• Julian Reck
  • 01.12.2015
  • 02.05.2016

In everyday life, humans are constantly surrounded by 3D sound in all kinds of environments. A method to reproduce spatial sound is, e.g., binaural rendering. With this approach, it is possible to synthesize virtual sound sources at arbitrary positions by evoking properly designed sound fields at the listener's ears. Thereby, the listener ideally has the impression of being immersed in the original acoustic scene, such as in an opera house. In the simplest case, binaural rendering can be done via headphones. However, the listener is then acoustically isolated from the environment and headphones may be uncomfortable when wearing them for a long time. Therefore, untethered sound rendering via distant loudspeakers is desirable, which increases the listener comfort. The main challenge of this approach is that each loudspeaker signal arrives at each ear and, thus, generates undesired cross-talk. That is, the left loudspeaker signal will also be captured by the right ear (and vice versa), which corrupts the desired hearing impression.



The undesired cross-talk components can be attenuated by exploiting the acoustic information of the propagation paths from the loudspeakers to the listener’s ears, which are referred to as Head-Related Transfer Functions (HRTFs). In order to achieve the best performance, the HRTFs should be accurately measured for each individual listener at the actual listening position. Since these measurements are tedious, it is more practical to approximate the HRTFs using a model or a universal HRTF database, e.g., obtained from measurements with an artificial head (manikin). Of course, this approximation implies a mismatch between the utilized and the actual HRTFs of the listener, which may lead to a severe deterioration of the reproduction performance.

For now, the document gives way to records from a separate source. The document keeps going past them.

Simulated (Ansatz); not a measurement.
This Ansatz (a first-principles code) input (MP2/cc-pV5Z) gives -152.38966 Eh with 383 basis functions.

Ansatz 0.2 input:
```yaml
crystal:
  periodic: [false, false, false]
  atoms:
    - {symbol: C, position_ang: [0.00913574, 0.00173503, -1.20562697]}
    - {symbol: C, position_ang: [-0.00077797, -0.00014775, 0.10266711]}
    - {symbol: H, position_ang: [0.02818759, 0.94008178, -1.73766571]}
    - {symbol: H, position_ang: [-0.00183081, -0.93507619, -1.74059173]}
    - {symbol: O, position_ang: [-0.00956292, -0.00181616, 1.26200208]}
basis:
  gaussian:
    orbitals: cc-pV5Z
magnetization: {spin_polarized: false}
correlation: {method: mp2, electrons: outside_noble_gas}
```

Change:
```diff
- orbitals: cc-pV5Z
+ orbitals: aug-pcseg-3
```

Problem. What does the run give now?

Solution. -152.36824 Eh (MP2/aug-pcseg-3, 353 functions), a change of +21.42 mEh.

In this thesis, a binaural rendering system shall be evaluated with respect to its robustness against HRTF mismatch. Furthermore, modifications of the already implemented system which lead to a higher robustness shall be investigated. As a starting point, we consider a single-listener scenario in an anechoic environment. The binaural rendering system is based on robust superdirective beamforming, where different available HRTFs and a model can be utilized for the design. The performance of the binaural rendering system is evaluated in terms of channel separation.